EcomBert_NER_V1

Model description

EcomBert_NER_V1 is a span-based Named Entity Recognition (NER) model built on top of a BERT encoder with a GlobalPointer-style span classification head.

This repository exports and loads the model using a lightweight HuggingFace-style folder layout:

  • config.json
  • pytorch_model.bin
  • tokenizer files saved by transformers.AutoTokenizer.save_pretrained(...)

Parameter size: ~0.4B parameters (as configured/reported for this model card).

Intended uses & limitations

Intended uses

  • Extracting entity spans from short-to-medium English texts (e.g., product titles, user queries, support tickets).
  • Offline batch inference and evaluation.

Limitations

  • This is a span-scoring model: it predicts (label, start, end) spans. Overlapping spans are possible.
  • Output quality depends heavily on:
    • the training dataset schema and label definitions
    • the decision threshold (threshold)
    • tokenization behavior (subword boundaries)
  • Long inputs will be truncated to max_length.

How to use

1) Train and export

During training, the best checkpoint is exported to a HuggingFace-style directory (by default checkpoints/hf_export).

Example:

python train.py \
  --splits_dir ./data2/splits \
  --output_dir checkpoints \
  --model_name bert-base-chinese \
  --hf_export_dir hf_export

This produces:

  • checkpoints/hf_export/config.json
  • checkpoints/hf_export/pytorch_model.bin
  • checkpoints/hf_export/tokenizer.*

2) Inference (CLI)

python infer.py \
  --model_dir checkpoints/hf_export \
  --text "Apple released a new iPhone in California."

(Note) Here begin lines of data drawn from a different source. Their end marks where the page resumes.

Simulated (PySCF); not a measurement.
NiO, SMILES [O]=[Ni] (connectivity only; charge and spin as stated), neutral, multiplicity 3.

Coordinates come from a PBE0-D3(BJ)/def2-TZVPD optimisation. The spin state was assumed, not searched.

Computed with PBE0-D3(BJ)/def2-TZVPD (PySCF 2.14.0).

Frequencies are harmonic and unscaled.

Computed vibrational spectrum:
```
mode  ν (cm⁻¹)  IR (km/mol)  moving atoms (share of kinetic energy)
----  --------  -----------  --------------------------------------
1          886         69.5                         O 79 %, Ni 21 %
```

You can optionally override the threshold:

python infer.py \
  --model_dir checkpoints/hf_export \
  --text "Apple released a new iPhone in California." \
  --threshold 0.55

3) Inference (Python)

import torch
from transformers import AutoTokenizer
from model import EcomBertNER

model_dir = "checkpoints/hf_export"

device = torch.device("cuda" if torch.cuda.is_available() else "cpu")
model, cfg = EcomBertNER.from_pretrained(model_dir, device=device)

tokenizer = AutoTokenizer.from_pretrained(model_dir)
text = "Apple released a new iPhone in California."

enc = tokenizer(text, return_tensors="pt", return_offsets_mapping=True)
input_ids = enc["input_ids"].to(device)
attention_mask = enc["attention_mask"].to(device)

o = model(input_ids=input_ids, attention_mask=attention_mask)
logits = o["logits"][0]  # (C, L, L)
probs = torch.sigmoid(logits)
threshold = float(cfg.get("threshold", 0.5))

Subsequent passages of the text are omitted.